6.033 Spring 2014 Design Project 2: Running Jobs in a Data Center Network

Due Dates and Deliverables

There are four deliverables for Design Project 2:
  1. A list of team members emailed to your TA by April 16, 2014.
  2. A presentation rehearsal scheduled on May 2, 2014.
  3. One copy of a design report not exceeding 5,000 words, due at 5pm on May 9, 2014.
  4. A five-minute in-recitation presentation, on May 13 or May 15, 2014.
All written deliverables should be submitted via the online submission site. As with real-life system designs, 6.033 design projects are under-specified, and it is your job to complete the specification in a sensible way given the overall requirements of the project. As with designs in practice, the specifications often need some adjustment as the design is fleshed out. We recommend that you start early so that you can evolve your design over time. A good design is likely to take more than just a few days to put together.

Late submission grading policy: If you submit your DP2 report late, we will penalize you one letter grade per 48 hours, starting from 5pm on the submission day. For example, if you submit the report anywhere from 1 minute to 48 hours late, and your report would have otherwise received a grade of "A", you will receive a "B"; if you submitted 49 hours late, you would receive a "C".

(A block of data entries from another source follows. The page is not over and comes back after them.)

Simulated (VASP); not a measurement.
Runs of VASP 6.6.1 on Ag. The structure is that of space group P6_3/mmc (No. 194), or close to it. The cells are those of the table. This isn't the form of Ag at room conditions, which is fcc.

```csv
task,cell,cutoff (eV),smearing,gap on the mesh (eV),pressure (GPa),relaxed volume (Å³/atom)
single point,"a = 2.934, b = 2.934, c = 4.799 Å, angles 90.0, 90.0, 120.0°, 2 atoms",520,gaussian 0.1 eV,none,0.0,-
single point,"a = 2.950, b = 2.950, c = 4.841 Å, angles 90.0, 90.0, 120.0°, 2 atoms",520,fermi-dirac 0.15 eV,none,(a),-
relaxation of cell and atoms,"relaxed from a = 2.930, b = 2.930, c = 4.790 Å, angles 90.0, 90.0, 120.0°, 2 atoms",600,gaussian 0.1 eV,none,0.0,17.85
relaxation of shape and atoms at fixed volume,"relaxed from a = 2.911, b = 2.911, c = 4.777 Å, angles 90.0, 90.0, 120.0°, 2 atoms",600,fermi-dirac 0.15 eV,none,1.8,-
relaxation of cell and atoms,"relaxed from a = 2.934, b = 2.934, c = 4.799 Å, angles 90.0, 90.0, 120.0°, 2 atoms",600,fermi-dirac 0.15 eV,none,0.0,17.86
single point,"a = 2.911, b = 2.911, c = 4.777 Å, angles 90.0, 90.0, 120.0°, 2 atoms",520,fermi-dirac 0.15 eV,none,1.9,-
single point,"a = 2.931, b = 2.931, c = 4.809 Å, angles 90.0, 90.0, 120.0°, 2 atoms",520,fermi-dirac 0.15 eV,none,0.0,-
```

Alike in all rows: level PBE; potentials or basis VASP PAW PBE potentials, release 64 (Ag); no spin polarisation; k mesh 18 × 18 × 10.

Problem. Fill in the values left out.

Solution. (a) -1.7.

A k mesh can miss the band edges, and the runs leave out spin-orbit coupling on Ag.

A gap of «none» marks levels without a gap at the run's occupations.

You must work in teams of three for this project. All three people on a team must have the same recitation instructor (you may team up with people from either of your instructor's sections).

Introduction

Over the past few years, it has become common to run large computation tasks in public data centers. A user may pay Amazon, Rackspace, or other data center providers in return for using their computing facility. The user divides the desired computation into smaller jobs and embeds each job in a virtual machine (VM). The virtual machines get deployed on the various physical machines in the data center. The VMs of a particular user communicate with each other over the data center's network to collaborate on delivering the desired computation task. At any point in time, multiple users run their computations in the data center. Each user pays the data center provider a fee that depends on the number and duration of the used virtual machines.

You are a user of public data center. Your objective is to complete a desired computation that involves a number of VMs in the shortest possible time. Your design has to take into account that you share the data center with other users with unknown and time-varying demands.

Data Center Networks

In this section, we describe the data center network. You may assume that the network is known to your system.

Data center networks typically organize their networks in a hierarchical way. In particular, the data center where you will run your VMs has 1,152 machines. Each physical machine has a unique ID. (Because the network is so large, we won't show every single machine in each image.)

These machines are divided into groups of 48 (i.e., there are 24 groups). A machine has an extremely fast network connection to every other machine in its group.

So that the groups can communicate with one another, we connect each group to its own router. Each of these "group routers" is connected to two "aggregate routers". There are eight total aggregate routers.

Because of the way the group routers are connected to the aggregate routers, the entire network is still not connected. Instead, there are four clusters of six groups each, and every group in each cluster is connected to the same two aggregate routers. This means that every machine in a cluster can communicate, but that there aren't any links across clusters.

To complete the network, each aggregate router is connected to two "core routers". There are only two core routers.

Now there is a path from every machine to every other machine.

You should be able to tell from the description of this network that sometimes, two pairs of communicating machines will need to share links, and other times they won't. For example:

In the above picture, the pink and green pairs share some links between aggregate and core layers. They share no links with the yellow pair.

Because the number of routers decreases in each level of the network, the links close to the core routers will be used a lot, by lots of different connections.

Virtual Machines

As a user of this data center network, you do not actually get access to the individual physical machines. Instead, you use virtual machines (VMs). Similar to the way threads allow multiple programs to utilize the same processor, virtual machines allow multiple users to use the same physical machine. Virtual machines give users the illusion that they are using a full physical machine; in reality, the physical machine is home to many different virtual machines. (For a more detailed explanation of virtual machines, see Section 5.8 of your textbook.) In this data center, each physical machine can host 4 virtual machines. These 4 VMs may belong to the same user or different users.

Link Capacity

In this data center, all links have the same capacity (e.g., 10 Gb/s).

Routing

While the network has multiple potential routes between any pair of machines, you should assume that the underlying routing protocol will pick a single route between any pair of nodes. You do not need to worry about routing.

The Problem

As a user of the data center, whatever application you are running will use multiple virtual machines. These virtual machines can be located anywhere on the network; this is referred to as a placement of virtual machines on the network. For example:

In this picture, each pink box is a virtual machine (there are ten pink boxes). Some of the virtual machines are very far apart in the network, and others are very close (there are even a few that share the same physical machine). Even though you, as a user of these virtual machines, would have the illusion that your virtual machines were each directly connected to one another, the paths between some of them traverse multiple links in the network.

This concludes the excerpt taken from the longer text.